In Brussels, European Union heads of state are gathered for yet another summit on the crisis in their region: debt. For a look at what tops their agenda we called Zanny Minton Beddoes. She's economics editor at The Economist magazine. Good morning.

ZANNY MINTON BEDDOES: Good morning.

MONTAGNE: Now apparently top European officials are hoping to agree on some measures to control deficits, also to set up a rescue fund. How significant are these, and how likely are they to get agreed upon?

BEDDOES: Well, as you say, it's yet another meeting in a long list of European summits, but I think top of the agenda at this meeting, is to get agreement on a formal treaty to impose stricter budget rules on countries in the eurozone. Now that's not going to do anything to solve the current mess, but it's something that Germany, in particular, thinks is essential to prevent future disasters.

And since Germany is the paymaster of the eurozone, if you will, it's the price necessary to get German support for a bigger rescue fund today. And I think if the German's get a tough fiscal treaty today, they'll be more inclined to go along with the second item on the agenda, which is to boost the rescue funds.

The Germans say if we're going to have bigger rescue funds, which we're not very keen on, we want stricter rules before we agree to more money. And I think that's what the really big debate is going to be about today.

MONTAGNE: I understand, though, there's also a bit of a flap between Germany and Greece, the Greeks being furious about a German suggestion that the EU install a budget overseer in Athens to keep an eye on things there. Why though, are the Greeks so furious about that?

BEDDOES: Well, that's absolutely right. Greece is very, very close to a deal with its large group of private creditors, mainly banks. There's been negotiations going on for months about crossing the debt burden owed to the private creditors. And it looks like in the next couple of days there will be an agreement that the Greeks also need to agree the terms of more rescue money with the International Monetary Fund and with their European rescuers.

And even with the reduction in private debt that this debt deal might bring, the Greeks are going to need more money. And the Germans are very reluctant to provide more money without much, much tougher reforms on Greece. They basically think the Greeks have done very little reform and that the Greeks are just assuming there will be a drip feed of help coming from northern Europe and the Germans are fed up with it.

So over the weekend, a paper was leaked from the German Finance Ministry, which suggested that the Germans wanted to install a kind of European commissioner to oversee Greece's budget, basically taking away its sovereignty over budget decisions.

Not surprisingly, the reaction, I think, was furious, you know. This is our sovereignty. What on Earth are you doing in it? It really raised an exacerbated tension between Athens and Germany. And I think that we're going to see that becoming a really big part of the drama over the next few weeks. But if Greece doesn't get a new rescue package, then it's going to default on March the 20th, when it needs to pay a 14 billion euro bond payment.

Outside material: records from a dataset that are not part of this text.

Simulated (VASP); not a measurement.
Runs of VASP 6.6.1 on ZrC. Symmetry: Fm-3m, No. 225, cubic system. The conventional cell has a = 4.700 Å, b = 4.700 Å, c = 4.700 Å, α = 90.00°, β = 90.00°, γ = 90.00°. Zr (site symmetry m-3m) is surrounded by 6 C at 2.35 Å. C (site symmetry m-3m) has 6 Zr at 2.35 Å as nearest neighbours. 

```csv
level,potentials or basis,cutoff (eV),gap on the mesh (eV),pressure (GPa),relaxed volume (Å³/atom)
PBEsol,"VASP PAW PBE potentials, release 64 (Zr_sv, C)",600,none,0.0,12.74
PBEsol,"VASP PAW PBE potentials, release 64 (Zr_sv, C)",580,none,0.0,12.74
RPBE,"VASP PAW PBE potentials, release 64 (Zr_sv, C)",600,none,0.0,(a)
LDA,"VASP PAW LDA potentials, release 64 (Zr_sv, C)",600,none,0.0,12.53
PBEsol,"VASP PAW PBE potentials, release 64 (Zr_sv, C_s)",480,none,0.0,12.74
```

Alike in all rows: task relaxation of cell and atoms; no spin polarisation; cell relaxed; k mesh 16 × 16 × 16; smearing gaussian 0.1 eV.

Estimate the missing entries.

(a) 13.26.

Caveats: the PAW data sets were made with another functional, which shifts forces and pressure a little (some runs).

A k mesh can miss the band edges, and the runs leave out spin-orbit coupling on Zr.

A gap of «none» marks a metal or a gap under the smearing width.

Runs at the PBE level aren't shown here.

MONTAGNE: Just briefly, what about the rest of region? What strikes you as being a key thing that will be talked about here?

BEDDOES: Well, I think that the, sort of, modest stability that we seem to have got in the Euro crisis right now, the biggest risk to that is Greece. I think beyond that the concern is, you know, countries like Italy are really showing that they want to do some reforms.

Can they get enough relief on their bond spread, on the bills that they have to pay to borrow money, to show their people that those reforms are yielding results? And that is the tension between the Germans demand, again, for more reforms and not so much rescue money, and the need in the Italian and Spanish eyes, to have more relief from the rescuers to enable the politics of their reforms to work.

MONTAGNE: Zanny Minton Beddoes of The Economist magazine, thanks very much for joining us.

BEDDOES: My pleasure.

(SOUNDBITE OF MUSIC)

MONTAGNE: This is NPR News.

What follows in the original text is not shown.